Many in humble, as well as in more coveted circumstances, are discontented with their position. They repine at their lot, and murmur against the Providence which has assigned it. This is not only wicked but absurd, since true happiness lies much less in changing our condition than in making the best of it, whatever it be. Besides, God says, “I will make a man more precious than fine gold; even a man than the golden wedge of Ophir;” and the estimate which He forms of us turns in no respect whatever on the place we fill. One artist paints a grand, another a common, or even a mean, subject; but we settle their comparative merits, praising this one and condemning that, not by the subjects they paint, but by the way they paint them. To borrow an illustration from the stage, (as Paul did from heathen games,) one player, tricked out in regal state, with robes, and crown, and sceptre, performs the part of a king, and another that only of a common soldier or country boor; yet the applause of the audience is not given to the parts the actors play, but to the way they play them. Even so, it is not the place that man fills, whether high or humble, but the way he fills it to which God has, and we should have, most regard.
Not that we would reduce the inequalities of society any more than those of the earth, with its varied features of swelling hill and lovely dale, to one dull, long, common level. Death, the great grim leveller, does that office both for cottagers and kings. Let it be left to the sexton’s spade. The mountains which give shelter to the valleys, and gather the rains that fill their rivers and fertilise their pastures, have important uses in nature, and so have the corresponding heights of rank and wealth and power in society. Setting our affections on things above, let us be content to wait for the honours and rest of heaven; let us seek to be good rather than great; to be rich in faith rather than in wealth; to stand high in God’s esteem rather than in man’s; saying, with Paul, “I have learned in whatsoever state I am, therewith to be content;”—or singing with the boy in the “Pilgrim’s Progress,” who, meanly clad, but with “a fresh and well-favoured countenance,” fed his father’s sheep,—
“Do you hear him?” said the guide. “I will dare to say that this boy lives a merrier life, and wears more of that herb called heart’s-ease in his bosom, than he that is clad in silk and velvet.”

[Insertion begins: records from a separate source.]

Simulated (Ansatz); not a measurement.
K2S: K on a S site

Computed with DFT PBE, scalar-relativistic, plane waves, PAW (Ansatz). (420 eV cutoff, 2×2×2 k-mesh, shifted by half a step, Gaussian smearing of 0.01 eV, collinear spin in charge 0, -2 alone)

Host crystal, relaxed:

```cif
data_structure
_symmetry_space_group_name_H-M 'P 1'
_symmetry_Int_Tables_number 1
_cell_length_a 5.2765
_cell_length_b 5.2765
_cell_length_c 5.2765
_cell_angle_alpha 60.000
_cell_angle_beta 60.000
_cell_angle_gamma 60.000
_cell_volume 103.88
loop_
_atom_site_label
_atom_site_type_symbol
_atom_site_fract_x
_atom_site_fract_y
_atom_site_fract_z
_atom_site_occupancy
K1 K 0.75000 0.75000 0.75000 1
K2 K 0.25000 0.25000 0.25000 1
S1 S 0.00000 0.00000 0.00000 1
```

Why should a man blush for his humble origin? The Saviour’s mother was a poor woman; and no head ever lay in a meaner cradle than the manger where Mary laid her first-born—the Son of the Most High God. Why should any be ashamed of honest poverty? Men of immortal names, the apostles, were called from the lowest ranks, and went forth to conquer and convert the world without a penny in their purse. Was not our Lord himself poor? He earned His bread, and ate it, with the sweat of His brow, while others lay luxuriously on down; He had often no other roof than the open sky, or warmer bed than the dewy ground; and never had else to entertain His guests than the coarsest and most common fare—barley-loaves and a few small fishes. Though rich in the wealth of Godhead, with the resources of heaven and of earth at His sovereign command, poverty attended His steps like His shadow, along the way from a humble cradle to a bloody grave. He made Himself poor that He might make us rich; and it seemed meet that to poor rather than to rich men God should reveal the advent of Him who came to enrich the poor, whether kings or beggars, peers or peasants. As if to censure the respect paid to rank apart from merit, or to wealth apart from worth, He who has no respect for persons honoured in these shepherds honest poverty and humble virtue. They received ambassadors not accredited to sovereigns; as cottages, not palaces, housed Him whom the heavens have received, and the heaven of heavens cannot contain.